In Morris’s view, industrialisation and mechanisation had destroyed a simpler world of beauty and craftsmanship. He believed that true art was simultaneously useful and beautiful. It needed to originate in the same unity of art and labour for the benefit of the common good that fuelled the design and construction of mediaeval cathedrals. The dawn of the Renaissance saw the start of a process – parallel to the rise of capitalism – that effectively separated art and society. This has resulted in – put in the simplest of terms – unhappy people in an ugly world. Concerned by what he saw around him, Morris argued that work should be a source of pride and satisfaction and that everyone was entitled to beautiful surroundings, regardless of their social class. In the Britain of his day this could only be attained through a radical overhaul of society itself.

The Arts and Crafts movement had a significant impact on Western culture. In the Netherlands, for example, Jean François van Royen (1878-1942) strongly sympathised with Morris’s ideas. The aesthetic idealist Van Royen joined the board of the Dutch Postal, Telegraph and Telephone Service (PTT) in 1904. He used his influence to improve the organisation’s designs, commissioning work from a range of talented artists and designers. The PTT set up a dedicated Department for Aesthetic Design in his spirit. Driven by a belief in the beneficial effects of good design, the Service promoted unique, poetic, innovative or alienating designs that successfully constructed and presented new values and ideas: the germ of the Netherlands’ exceptionally fertile design culture.

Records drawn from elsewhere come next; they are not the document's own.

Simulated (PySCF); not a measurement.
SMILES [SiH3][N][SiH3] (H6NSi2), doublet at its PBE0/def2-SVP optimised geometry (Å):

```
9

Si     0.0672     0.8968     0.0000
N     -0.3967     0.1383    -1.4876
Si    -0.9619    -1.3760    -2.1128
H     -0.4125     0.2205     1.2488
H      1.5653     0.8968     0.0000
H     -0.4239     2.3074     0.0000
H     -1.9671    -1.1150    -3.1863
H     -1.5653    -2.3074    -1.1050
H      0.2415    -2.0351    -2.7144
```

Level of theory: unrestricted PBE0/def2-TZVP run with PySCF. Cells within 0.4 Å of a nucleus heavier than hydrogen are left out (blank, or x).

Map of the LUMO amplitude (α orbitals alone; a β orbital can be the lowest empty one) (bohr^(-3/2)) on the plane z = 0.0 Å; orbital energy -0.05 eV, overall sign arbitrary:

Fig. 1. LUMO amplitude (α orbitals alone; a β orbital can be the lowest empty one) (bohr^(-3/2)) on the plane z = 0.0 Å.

William Morris’s idealism is a source of inspiration for my Palace of Typographic Masonry. Working conditions for today’s graphic designers – in an era referred to as the Third Industrial Revolution – are precarious enough for me to feel similarly concerned. This time round, digital technology has accelerated capitalism to the point where the unity of art and labour to the public benefit is once again undermined. Nowadays a design that ‘fits the bill’ can be realised for a fraction of the costs via some website that brings together freelancers and ‘lean entrepreneurs’. The outcome of a lengthy, expensive and fickle process, undertaken by a self-willed graphic designer, may be vastly preferable – but good luck explaining to people.

Morris drew inspiration for the moral framework of his movement from a book written by his friend John Ruskin in 1849, ’The Seven Lamps of Architecture’. Ruskin’s seven lamps – Sacrifice, Truth, Power, Beauty, Life, Memory and Obedience – were intended to light the way for the designers of the 19th century. So why couldn’t they do so for designers at the start of the 21st? I have reinterpreted these seven principles in the context of contemporary graphic design and visualised them as seven distinct gauges. These ‘Seven Rulers’ serve as indispensable tools in the Palace’s construction– to preserve scale, determine the right dimensions and maintain overview.